"It was like living in no-man's-land," said one scientist regarding her postdoc experience at a state university. She described a lack of personal support and inconsistent policies, the inevitable results of "postdocs not being real employees."
This scientist's struggles are not unique. In fact, log onto most university Web sites and you will find links readily available to access resources for faculty, staff, and students; but a listing for postdocs is often notable only by its absence. Unfortunately, postdocs may be omitted from a good deal more than university Web sites. Exclusion from campus resources is often the result of nebulous policies for identifying, tracking, and reaching out to the needs of this rather dispersed group of individuals. As a result of disorganized or nonexistent policies and procedures, postdocs often remain essentially "invisible" to the university administration.
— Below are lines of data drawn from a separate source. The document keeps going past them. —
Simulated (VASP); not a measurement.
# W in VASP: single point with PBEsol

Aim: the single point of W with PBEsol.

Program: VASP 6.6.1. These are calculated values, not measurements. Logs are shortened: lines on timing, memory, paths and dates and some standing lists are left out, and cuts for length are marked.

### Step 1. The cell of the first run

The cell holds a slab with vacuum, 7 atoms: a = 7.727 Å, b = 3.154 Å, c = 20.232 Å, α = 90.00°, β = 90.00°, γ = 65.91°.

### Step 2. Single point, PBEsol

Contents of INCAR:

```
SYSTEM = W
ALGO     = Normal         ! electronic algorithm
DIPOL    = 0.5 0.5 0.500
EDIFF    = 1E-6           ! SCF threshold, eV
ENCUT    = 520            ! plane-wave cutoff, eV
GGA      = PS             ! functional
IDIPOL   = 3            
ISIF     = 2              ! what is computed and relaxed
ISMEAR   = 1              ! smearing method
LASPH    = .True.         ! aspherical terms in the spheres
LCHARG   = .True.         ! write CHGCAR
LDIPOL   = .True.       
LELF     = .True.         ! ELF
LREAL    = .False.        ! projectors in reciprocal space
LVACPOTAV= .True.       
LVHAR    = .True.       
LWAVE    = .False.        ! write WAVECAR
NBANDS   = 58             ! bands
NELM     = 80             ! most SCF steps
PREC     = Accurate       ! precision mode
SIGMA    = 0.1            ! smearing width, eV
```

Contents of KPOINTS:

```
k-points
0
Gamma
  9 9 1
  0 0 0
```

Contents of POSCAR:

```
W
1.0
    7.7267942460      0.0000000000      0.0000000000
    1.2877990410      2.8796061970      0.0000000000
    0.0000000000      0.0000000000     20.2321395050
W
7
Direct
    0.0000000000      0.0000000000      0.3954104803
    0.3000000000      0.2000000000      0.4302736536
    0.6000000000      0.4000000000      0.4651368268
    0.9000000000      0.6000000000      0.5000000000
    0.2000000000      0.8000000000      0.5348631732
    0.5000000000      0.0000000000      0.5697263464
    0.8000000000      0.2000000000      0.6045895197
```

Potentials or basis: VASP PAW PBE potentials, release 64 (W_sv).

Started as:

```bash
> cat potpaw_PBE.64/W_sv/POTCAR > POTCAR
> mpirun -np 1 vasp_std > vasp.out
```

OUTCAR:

This state of affairs, although widespread, is not universal. To better serve needs of postdocs, numerous universities have begun to establish offices with personnel dedicated to deal specifically with issues related to the postdoctoral educational process. Offices for postdoctoral education can serve a variety of purposes--anything from offering career or educational symposia to establishing health insurance policies to securing postdoc access to campus resources.
Although it seems that addressing the concerns of postdocs would be in the best interest of university communities, efforts to establish postdoctoral affairs offices are often met with opposition and seemingly insurmountable roadblocks. In this two-part series, I will highlight obstacles that institutions have faced in establishing offices dedicated to postdocs before giving examples of how some universities have overcome these challenges. Part 1 deals with getting the office off the ground, and in particular how to go about identifying and/or tracking postdocs. In part 2, hurdles such as funding issues, garnering administrative support, and "systems-driven obstacles" (i.e., cutting through the red tape) will be addressed.
Who Are They Anyway?
An initial challenge in setting up an office for postdocs is to identify the population that the office will serve. While this seems to be a straightforward task, it is often much more difficult than it sounds. The issue is made complicated, in part, because of numerous titles that postdocs may hold. While a postdoc may consider himself to be a "postdoc," he may hold any one of numerous titles: postdoctoral scholar, postdoctoral associate, postdoctoral fellow, postdoctoral trainee, research fellow, research associate ... and the list goes on. (For an overview of postdoc status, read the Postdoc Network's previous article on the topic.)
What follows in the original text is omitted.